RICHMOND, Va. — The state’s long-range goal of reducing the demands on Virginia’s congested and often out-of-date roads and putting more passengers and freight on rails will require a substantial commitment and cash, railroad executives said Wednesday.

Rail carriers aren’t willing to lose money on the sort of public-private ventures Virginia’s new Commission on Rail Enhancement for the 21st Century is exploring, said Craig Lewis, a corporate vice president for Norfolk Southern railroad. But they will cooperate if the investments and risks they would make are acceptable, he said.

“Every project is different, and what you need to do is look at the project and essentially quantify the private benefit (and) quantify the public benefit,” Lewis said.

“This is an art form, this is not a science, and what the freight railroads have said is that we are prepared to step up and make the commitments for investment that are commensurate with the private-side benefit that we are likely to receive. That’s why you have the partnership concept,” Lewis said.

The panel was appointed by Gov. Mark R. Warner to study rail alternatives for alleviating the crush of automobiles and trucks that have produced gridlock on some primary traffic arteries in the state. Its particular concern is regular, reliable intercity rail service for the busy corridors connecting Washington, Richmond and Hampton Roads as well as Interstate 81 along the state’s western rim.

Making the case for expanded passenger rail service is a lengthy process for state and local governments that demands not only a substantial commitment of capital but detailed planning and research, said Andrew J. Galloway, an Amtrak senior director for strategic planning.

“You have to look at operating expenses in developing a forecast that, in our view, really has to be budget-quality. It has to talk about, very honestly and very accurately, how much it will cost to operate that line,” Galloway told the panel.

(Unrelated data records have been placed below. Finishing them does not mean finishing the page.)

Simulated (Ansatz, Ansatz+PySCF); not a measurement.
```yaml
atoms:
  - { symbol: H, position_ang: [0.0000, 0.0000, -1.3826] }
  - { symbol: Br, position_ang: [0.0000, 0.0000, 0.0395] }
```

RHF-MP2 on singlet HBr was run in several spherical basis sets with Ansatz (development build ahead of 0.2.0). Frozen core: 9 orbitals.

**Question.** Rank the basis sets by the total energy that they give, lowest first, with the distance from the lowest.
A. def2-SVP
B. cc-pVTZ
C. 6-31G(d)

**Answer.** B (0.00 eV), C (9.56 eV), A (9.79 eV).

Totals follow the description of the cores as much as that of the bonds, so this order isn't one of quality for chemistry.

A proposed Richmond-to-Washington line, for example, is ranked by Amtrak only as a second-tier proposal because it is not as comprehensive as those submitted by other areas, including North Carolina. There, he said, a proposal for a new Charlotte-to-Raleigh link was more complete and is regarded by the federally supported passenger rail line as a first-tier proposal.

“The issue comes down to developing a service plan and identifying where the funding will come from,” he said.

In North Carolina, for instance, the state has already moved ahead in purchasing some of the necessary equipment and infrastructure, some of which is difficult to find, Galloway said. For instance, no company in North America presently produces rail cars that meet the safety standards required in the United States.

“The opportunities to acquire the equipment on a short-term basis is a real challenge,” he said. While many foreign firms make rail cars, “North America has unique requirements for structural integrity and safety requirements that virtually no other country has.”

Because 90 percent of the rails on which Amtrak operates are owned by private freight-hauling railroads such as CSX and Norfolk Southern–the nation’s dominant, Virginia-based rail lines _ passenger rail projects don’t get completed without those companies’ cooperation, Galloway said.